Checks may not be the most popular way to pay or get paid anymore, but that means fraudsters can take advantage of how unfamiliar most people are with these types of financial documents. Fake checks are more than just a nuisance, they’re illegal. Here’s how to make sure you’ve got the real deal.
What does a fake check look like?
A fake check needs to be able to trick people, therefore, it may not look any different to a real check. Being unable to recognize a fake check is the goal of check kiting fraudsters and it’s just one of many types of fraud that you or your business may face, so if you have any doubt, do some further investigation.
There are several things you should consider that have nothing to do with the actual look or feel of the check, but the details it contains, including:
Do you recognize the sender and the bank?
Does the person you received it from have a history of bounced checks?
Does the amount promised look unrealistic?
Are you being forced to act in order to receive the check?
For the most part, people receive checks from people they know, like friends or family, or know what amount to expect, such as situations where you have discussed a refund with a company before the check was dispatched.
If you receive a check out of the blue, then you should definitely question its authenticity. In some cases, you can call a bank and verify the funds of the account the check has come from, but other banks may refuse to share any information in the interest of customer privacy.
You should also never send money or share details if you get a message telling you that you are a “lucky winner” and in order to receive your prize, you will need to pay a fee. This is almost certainly a scam, and any check you receive will be fake.
So, what does a fake check look like?
Real check vs. fake check
There are several physical signs you should look for if you suspect your check is fake:
Bank address. If there isn’t one, or it’s incomplete, you can check the correct details online or by phone.
Numbers don’t match. The check number in the upper right-hand corner must match the number on the MICR line.
The MICR (Magnetic Ink Character Recognition) line. This is at the bottom of a check and should be matte, if these figures appear shiny then they haven’t been printed in magnetic ink.
Fake or unclear bank logos. If you don’t recognize or cannot see a bank logo, it may be fake.
Has it been ripped from a checkbook? Most authentic checks have an edge that is rougher than the other three, as proof that it’s been ripped from a checkbook. If a check is entirely smooth, it might be a fake print.
Signature authenticity. Can you see proof of pen pressure or does it appear grainy? It may be a fake scan.
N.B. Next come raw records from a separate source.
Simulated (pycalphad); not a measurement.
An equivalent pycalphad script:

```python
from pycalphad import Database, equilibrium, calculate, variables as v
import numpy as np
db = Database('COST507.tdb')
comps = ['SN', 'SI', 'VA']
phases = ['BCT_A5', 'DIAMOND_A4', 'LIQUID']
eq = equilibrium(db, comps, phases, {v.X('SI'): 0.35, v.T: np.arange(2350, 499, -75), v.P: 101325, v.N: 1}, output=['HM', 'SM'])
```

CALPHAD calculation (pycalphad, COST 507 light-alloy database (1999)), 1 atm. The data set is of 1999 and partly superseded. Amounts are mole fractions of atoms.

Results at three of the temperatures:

Paper weight. Sometimes you can feel whether a check is trustworthy or not, simply because it’s been printed on cheaper, lighter paper.
How do banks verify checks?
Banks can verify checks by checking the funds of the account it was sent from. It’s worth noting that a bank will not verify your check before it processes it, meaning you may face fees for trying to cash a bad check. The bank checks if there are funds in the account, and if not, the check bounces. If you are suspected of knowingly cashing bad checks, you may face legal repercussions.